In January 1991, I took a tape-recorder from Thailand into Burma to meet students hiding in the forests where they had fled after the 1988 massacres. Weeks later my editor at Pacifica Radio, Amy Goodman, broadcast my 30 minute documentary on the reality of life under dictatorship. I was hooked. Abandoning a potential career at the Financial Times, I became an activist to bring these little known stories of human rights abuse to public attention.
For ten years, I reported from several dozen countries on environmental and human rights abuses, notably on land issues for indigenous communities facing major multinational corporations and multilateral agencies like the World Bank: I uncovered land theft in the Peruvian Andes and water pollution at gold mines in New Guinea. I co-founded Project Underground, a grassroots activist group to fight abuses in extractive industries. We designed curriculum for youth, alternative reports for shareholders, raised money to bring community representatives to speak truth directly to CEOs and helped sue them. To this day, I am banned from the United Arab Emirates for my work on human trafficking.
After 9-11, I worked on corruption and abuse in the War on Terror, from worker abuse on U.S. bases to victims of the drone war in Pakistan and now on NSA surveillance.

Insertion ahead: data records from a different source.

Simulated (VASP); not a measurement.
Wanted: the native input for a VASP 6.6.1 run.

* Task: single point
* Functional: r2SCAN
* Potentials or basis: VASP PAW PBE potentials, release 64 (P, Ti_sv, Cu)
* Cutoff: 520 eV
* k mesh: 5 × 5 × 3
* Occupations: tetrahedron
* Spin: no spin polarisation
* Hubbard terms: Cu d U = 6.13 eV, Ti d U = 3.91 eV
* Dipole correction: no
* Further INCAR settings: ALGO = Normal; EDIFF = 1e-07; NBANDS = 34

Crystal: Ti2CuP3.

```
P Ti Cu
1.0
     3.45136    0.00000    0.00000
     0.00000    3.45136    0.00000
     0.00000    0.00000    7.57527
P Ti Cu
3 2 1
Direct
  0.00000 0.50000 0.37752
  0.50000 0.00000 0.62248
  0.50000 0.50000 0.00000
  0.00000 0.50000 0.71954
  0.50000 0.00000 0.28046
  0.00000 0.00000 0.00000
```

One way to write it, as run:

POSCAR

As executive director of CorpWatch and serving on several nonprofit boards I have done crisis management, fundraising and conflict resolution. I have collaborated with Amnesty for a decade helping arrange testimony in Congress, doing volunteer investigative work on private military contractors, interrogation, weapons trafficking and police training. In the last three years, I have been honored to serve on the Amnesty board as liaison to the business and human rights and security with human rights program and would be honored to serve another three.
Author: Gold, Greed and Genocide; Iraq, Inc; Halliburton’s Army.